Consultation open on the proposal to convert 3 WA ABC national services from AM to FM
The Australian Communications and Media Authority (ACMA) have opened consultation submissions ahead of proposed changes to Perth and Remote WA radio licence area plans. Three ABC national services are to be moved from AM to FM with this and other changes below:
- Enabling the ABC national services 6WF and 6RN to convert from AM to FM.
- Enabling the ABC national service 6PB to broadcast on both AM and FM.
- Making technical changes to the community broadcasting service 6SEN in Perth, the community broadcasting service 6KCR in Kalamunda, and the commercial broadcasting service 6FMS in Lancelin and Leeman to facilitate the conversion of the 6WF service to FM.
- Making technical changes to the high-powered open narrowcasting service broadcasting on 103.3 MHz in Perth to facilitate the conversions of 6RN to FM.
- Making technical changes to the commercial broadcasting service 6SAT in Lancelin and Leeman to facilitate 6PB to broadcast in FM, and
- Making spectrum available for a new community radio broadcasting service to serve the Swan area in Perth.
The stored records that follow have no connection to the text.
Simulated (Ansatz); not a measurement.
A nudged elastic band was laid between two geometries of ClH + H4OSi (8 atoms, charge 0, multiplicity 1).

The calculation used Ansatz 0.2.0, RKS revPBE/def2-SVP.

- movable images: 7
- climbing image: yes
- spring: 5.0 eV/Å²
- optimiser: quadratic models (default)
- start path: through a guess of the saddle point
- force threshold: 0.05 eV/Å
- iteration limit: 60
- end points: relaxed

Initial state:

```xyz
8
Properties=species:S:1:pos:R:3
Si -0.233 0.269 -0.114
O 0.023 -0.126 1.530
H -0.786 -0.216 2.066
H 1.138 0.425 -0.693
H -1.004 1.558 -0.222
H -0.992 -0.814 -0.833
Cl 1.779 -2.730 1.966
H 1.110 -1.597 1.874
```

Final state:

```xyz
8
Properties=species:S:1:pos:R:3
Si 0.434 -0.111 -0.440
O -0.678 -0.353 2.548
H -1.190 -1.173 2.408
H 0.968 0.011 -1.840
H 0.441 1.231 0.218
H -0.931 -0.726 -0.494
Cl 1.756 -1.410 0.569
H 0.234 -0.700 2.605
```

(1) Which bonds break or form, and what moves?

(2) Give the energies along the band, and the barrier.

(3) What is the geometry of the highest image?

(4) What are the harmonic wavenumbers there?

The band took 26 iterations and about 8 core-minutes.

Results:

The 6WF AM service has not the broadcast reach that a new FM service would provide. The ACMA welcomes views and comments on any part of these proposals.
The consultation paper is here: https://www.acma.gov.au/sites/default/files/2025-08/proposal_to_vary_the_perth_and_remote_wa_radio_laps_consultation_paper.pdf
Submissions can be uploaded through this link: https://www.acma.gov.au/sites/default/files/2025-08/proposal_to_vary_the_perth_and_remote_wa_radio_laps_consultation_paper.pdf
You must make your submission no later than 5 pm (AEST) on Friday September 26 2025.
Personally l feel all AM stations should move to FM. Many countries, and some vehicle producers are deleting AM services.
The ACMA should be working to get ALL ABC and commercial stations off AM and onto FM. It might mean re-stacking the FM dial in some places and shuffling some community stations onto DAB+ only in major cities, but so be it. That’s their job. AM is dead.
I thought DAB+ was meant to be the great saviour of (especially) AM radio stations, but its spread seems to have come to a dead end. Strangely I can pick up all DAB+ stations from Melbourne on my home hifi at Jan Juc near Torquay on the Victorian Surf Coast. I have difficulty getting any FM on the same unit.
ABC Radio Melbourne keeps promoting itself as being on the AM band, with no reference to DAB+. Don’t know that I agree AM is dead but many young listeners wouldn’t know what it was.